The Daily Parker

Politics, Weather, Photography, and the Dog

Suburbanization in my home town

Northbrook, Ill., has always been a suburb. Until the end of the last century, no one had developed large hunks of the village, because two entities controlled several square kilometers of land around it. One entity, the U.S. Navy, operated an air station until 1994; the other, the Catholic Church, had a smallish farm, a convent, and a dairy barn well into the 1990s, and still owns Techny Towers, a religious retreat.

A conversation with a friend this week turned to a discussion of the Whole Foods Market at Willow and Waukegan Roads. So I dug out this photo from May 1985:

That's from the west edge of Waukegan Road, about 150m north of Willow, looking almost due west. Here's what it looks like today:

Notice that we can only see the backs of the stores from the road. All the storefronts point inward, to the parking lot. This is exactly the horror Andres Duany described in his 2000 book Suburban Nation.

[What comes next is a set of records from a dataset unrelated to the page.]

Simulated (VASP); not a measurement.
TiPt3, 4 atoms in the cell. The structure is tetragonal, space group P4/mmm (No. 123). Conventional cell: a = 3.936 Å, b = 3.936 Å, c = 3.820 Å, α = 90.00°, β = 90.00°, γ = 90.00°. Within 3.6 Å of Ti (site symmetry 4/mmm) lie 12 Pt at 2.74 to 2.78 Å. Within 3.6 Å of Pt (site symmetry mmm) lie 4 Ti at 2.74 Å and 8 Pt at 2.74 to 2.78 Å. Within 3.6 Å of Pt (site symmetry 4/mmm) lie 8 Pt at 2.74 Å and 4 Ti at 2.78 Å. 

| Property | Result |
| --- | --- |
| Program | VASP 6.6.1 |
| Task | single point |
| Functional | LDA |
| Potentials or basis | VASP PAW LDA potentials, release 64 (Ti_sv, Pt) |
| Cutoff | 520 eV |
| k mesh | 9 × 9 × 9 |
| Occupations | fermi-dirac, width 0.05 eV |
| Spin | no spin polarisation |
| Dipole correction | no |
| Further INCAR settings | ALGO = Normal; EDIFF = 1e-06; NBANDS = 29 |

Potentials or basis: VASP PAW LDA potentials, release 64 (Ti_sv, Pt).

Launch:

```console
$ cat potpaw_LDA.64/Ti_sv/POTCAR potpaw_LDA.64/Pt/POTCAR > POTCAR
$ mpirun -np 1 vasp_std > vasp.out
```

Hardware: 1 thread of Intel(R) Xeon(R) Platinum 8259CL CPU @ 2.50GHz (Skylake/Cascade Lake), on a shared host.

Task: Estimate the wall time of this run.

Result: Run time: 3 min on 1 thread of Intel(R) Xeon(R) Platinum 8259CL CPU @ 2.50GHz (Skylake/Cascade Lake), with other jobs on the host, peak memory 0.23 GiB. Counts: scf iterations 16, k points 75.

When I was a kid, I looked at that huge field and imagined a college. It could have been combined with the land north of Techny Road into a neighborhood of medium-sized houses, with transit links along Waukegan and Willow. Hell, it could have been nearly anything.

Nope. Faced with 500 hectares of farmland in 2003, all the developers could see was an automobile-centric shopping plaza. The air station? Same thing. The Glen at least has a few dozen hectares of prairie preserve and a single transit stop that no one can really walk to. Otherwise, the whole redevelopment shows a staggering lack of imagination or forward thinking.